We had the good fortune of connecting with Katy Hirschfeld and we’ve shared our conversation below.
Hi Katy, how do you think about risk?
One of the most meaningful aspects of art, becoming an artist, and evolving as an artist is taking that risk. Everything about art is risky. Since Art is a subjective science, I can’t guarantee who will appreciate it, that’s the risk I take, and I create anyway, which is really liberating, knowing that someone may hate it, but feeling confident enough to continue and lose myself in creating anyway. That takes confidence. Risk taking takes confidence. I think about risk as something you embrace to truly be yourself.
I also believe risk brings you closer to your dreams. I took a risk getting into art in the first place….I had a pretty conventional upbringing and had majored in sociology/politics in college. My first real job was for a law firm. During this job I found myself using their scanner and printer for things to use in my collages. While this was a great experience. I just wasn’t happy, I felt each day was just another day fading into another and nothing was very fulfilling to me. This led me to one of the biggest risks, I quit my job, made a website and started cold calling galleries. This risk required me to let go of everything comfortable and familiar to me. I had to move back home with my parents and basically start from scratch. Such a risk led me to so much unfamiliarity, such as moving to a new state completely alone, something I believe changed my life and art for the better. The upside of this risk has been exponentially positive. Each day, whether making money or not, I was fulfilled and felt that this was what it meant to be living life. I would never know when my next paycheck was coming, but this discomfort did not outweigh the genuine happiness and life I found myself living. Aside from the initial risks taken, everyday spent creating is a risk in and of itself. I never know what other people will say or feel about my art and being that each piece is a genuine extension of me this could lead to a lot of hurt. I’m okay risking this huge piece of myself to share something that may resonate with others and if it doesn’t, at least I cleared my side of the street so to speak. Lastly, the risk of art being all consuming has come into play. I’ve spent sleepless nights, ignoring my family, friends, and compulsively honing in on my craft. This is a risk that I’ve learned to appreciate and control. Art, like life, can be the greatest gift once letting go and accepting the risks that come with it.

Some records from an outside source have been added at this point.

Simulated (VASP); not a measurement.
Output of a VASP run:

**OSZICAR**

Can you open up a bit about your work and career? We’re big fans and we’d love for our community to learn more about your work.
I basically “seek and gather” things that resonate with me for whatever reason; in magazines, books and whatever else I can get my hands on. I collect these clippings and then, ultimately, make a piece of art using all of them. Each piece is an expression of my personal outlook and true life experiences. I consider all of my creations to be puzzles, the only challenge is that i don’t know what the image of that puzzle is upon starting, so i organically see what unfolds as I piece things together and slowly, more clarity comes as I immerse into the flow of the piece, a theme immerses and more meaning become apparent even if just to me. Almost as if I make it up as I go until I see what the puzzle was meant to look like. However, the most difficult thing about this process is knowing when it’s finished. My most meaningful piece was about a year ago. One of my collectors wanted a piece that was 100% composed of his life. We spent an entire day in his childhood home and I photographed everything from his musical instruments to childhood art projects etc. that he had. I had over 3000 photos developed and was able to make a collage using all of them.. Not only was I a collage artist but I also got to be the photographer for this one.
If you had a friend visiting you, what are some of the local spots you’d want to take them around to?
Miami is the perfect city for me because it has a mind of its own. there’s nowhere else just like Miami and for that, I believe this is where I’m meant to be. Honing in on that further, it is so diverse, fun, beautiful, and artistic in and of itself from the art deco history to Wynwood’s walls. Therefore, I would take them to South Beach, Wynwood, Overtown, and Coconut Grove. All places laced with a meaningful history.
Who else deserves some credit and recognition?
My family and friends deserve a lot of credit for the absolute endless support. I also owe a lot to the City of Austin, Tx. The culture and people enabled me to really come out of my shell as an artist and person on my own terms.